One of the first things you are instructed to do while meditating is label your thoughts. If, as you are watching your breath, a story/idea/memory intrudes, you are to label it as ‘a thought’ – to distance yourself from its contents. This is also true for emotions: rather than getting swept away by sadness or anger or irritation, you simply identify the emotion. I have certainly tried to do so, but I’ll admit it has not been easy.

In his  essay, “Detours from Reality” Ezra Bayda takes the concept of ‘thought’ and breaks it down into three habitual grooves: analyzing, blaming and fixing.  He argues that most of our mental energy is spent in these three activities, and that labeling not just the thoughts, but the direction of those thoughts can help us quiet the mind. It is such a relief to be able to spot these mental grooves; to be able to move beyond “I have to worry about this because I truly screwed up/need extra help/must examine this” to realizing “This is a waste of my energy and I don’t have to pursue this line of thought.”

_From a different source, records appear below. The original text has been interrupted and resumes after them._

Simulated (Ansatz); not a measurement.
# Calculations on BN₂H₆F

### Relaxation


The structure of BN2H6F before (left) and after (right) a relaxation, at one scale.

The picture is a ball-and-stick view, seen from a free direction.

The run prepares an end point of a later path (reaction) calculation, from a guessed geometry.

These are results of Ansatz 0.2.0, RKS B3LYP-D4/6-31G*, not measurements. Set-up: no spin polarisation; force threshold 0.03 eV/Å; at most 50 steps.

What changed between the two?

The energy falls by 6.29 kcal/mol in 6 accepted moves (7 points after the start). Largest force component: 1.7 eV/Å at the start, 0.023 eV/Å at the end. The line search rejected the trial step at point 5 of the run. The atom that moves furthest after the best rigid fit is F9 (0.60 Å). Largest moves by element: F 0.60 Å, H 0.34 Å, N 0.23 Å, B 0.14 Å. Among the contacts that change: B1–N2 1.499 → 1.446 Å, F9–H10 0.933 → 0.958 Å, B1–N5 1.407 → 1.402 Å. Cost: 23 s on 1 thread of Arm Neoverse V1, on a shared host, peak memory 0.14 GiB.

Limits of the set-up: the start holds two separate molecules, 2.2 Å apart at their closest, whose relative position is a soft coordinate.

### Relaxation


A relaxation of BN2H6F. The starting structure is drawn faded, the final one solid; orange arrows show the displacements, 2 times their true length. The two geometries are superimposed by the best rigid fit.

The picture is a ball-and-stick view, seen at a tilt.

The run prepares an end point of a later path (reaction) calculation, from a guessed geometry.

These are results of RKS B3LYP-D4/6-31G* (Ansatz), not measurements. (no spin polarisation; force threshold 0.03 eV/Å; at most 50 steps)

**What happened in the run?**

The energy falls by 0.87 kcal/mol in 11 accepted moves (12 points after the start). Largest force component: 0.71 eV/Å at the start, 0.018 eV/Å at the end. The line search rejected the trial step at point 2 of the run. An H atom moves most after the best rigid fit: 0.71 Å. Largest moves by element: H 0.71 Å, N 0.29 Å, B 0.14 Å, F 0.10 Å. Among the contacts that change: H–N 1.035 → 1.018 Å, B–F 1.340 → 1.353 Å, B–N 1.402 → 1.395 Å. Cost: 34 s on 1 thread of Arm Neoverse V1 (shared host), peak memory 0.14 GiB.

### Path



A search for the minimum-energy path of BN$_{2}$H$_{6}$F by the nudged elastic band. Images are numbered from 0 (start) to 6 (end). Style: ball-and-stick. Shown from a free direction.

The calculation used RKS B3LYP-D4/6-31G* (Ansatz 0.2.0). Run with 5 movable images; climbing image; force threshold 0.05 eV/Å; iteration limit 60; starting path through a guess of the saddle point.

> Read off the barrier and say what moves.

Analyzing difficult situations makes us feel like we can have control over them, if only we can understand them better:

We think that through analysis we can uncover why we think the way we do, why others are doing what they’re doing, or why something happened the way it did. We think this mental understanding is necessary for our comfort.

But in the end, Bayda rightly points out, these questions usually lead us in circles, pulling us back into emotional states that only lead to  more suffering.